Le 19 nov. 2016 21:29, "serge guelton" email@example.com a écrit :
Thanks *a lot* victor for this great article. You not only very accurately describe the method you used to track the performance bug, but also give very convincing results.
You're welcome. I'm not 100% sure that adding the hot attrbute makes the performance of call_method reliable at 100%. My hope is that the 70% slowdown doesn't reoccur.
I still wonder what the conclusion should be:
- (this) Micro benchmarks are not relevant at all, they are sensible to
factors that are not relevant to bigger applications
Other benchmarks had peaks: logging_silent and json_loads. I'm unable to say if microbenchmarks must be used or not to cehck for performance regression or test the performance of a patch. So I try instead to analyze and fix performance issues.
At least I can say that temporary peaks are higher and more frequent on microbenchmark.
Homework: define what is a microbenchmark :-)
- There is a generally good code layout that favors most applications?
This is an hard question. I don't know the answer. The hot attributes put tagged functions in a separated ELF section, but I understand that inside the section, order is not deterministic.
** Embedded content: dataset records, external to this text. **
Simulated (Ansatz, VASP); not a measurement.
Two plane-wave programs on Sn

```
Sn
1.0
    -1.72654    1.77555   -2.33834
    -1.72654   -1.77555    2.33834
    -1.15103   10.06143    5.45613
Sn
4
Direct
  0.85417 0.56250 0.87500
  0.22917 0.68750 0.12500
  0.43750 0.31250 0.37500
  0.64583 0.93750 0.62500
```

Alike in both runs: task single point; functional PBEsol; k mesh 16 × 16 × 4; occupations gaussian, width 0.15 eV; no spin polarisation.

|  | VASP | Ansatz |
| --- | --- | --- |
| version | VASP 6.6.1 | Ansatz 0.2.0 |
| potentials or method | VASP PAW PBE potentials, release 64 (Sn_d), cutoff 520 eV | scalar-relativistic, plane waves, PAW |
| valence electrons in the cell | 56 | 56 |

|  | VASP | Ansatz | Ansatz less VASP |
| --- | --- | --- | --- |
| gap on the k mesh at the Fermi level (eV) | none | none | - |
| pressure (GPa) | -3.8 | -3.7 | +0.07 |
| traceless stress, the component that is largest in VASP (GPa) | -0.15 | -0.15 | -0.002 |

Maybe the size of a function code matters too. What happens if a function grows? Does it impact other functions?
Maybe some core function from the interpreter ?
I chose to only tag the most famous functions of the core right now. I'm testing tagging functions of extensions like json but I'm not sure that the result is significant.
Why does PGO fails to ``find'' them?
I don't use PGO on speed-python.
I'm not sure that is PGO is reliable neither (reproductible performance).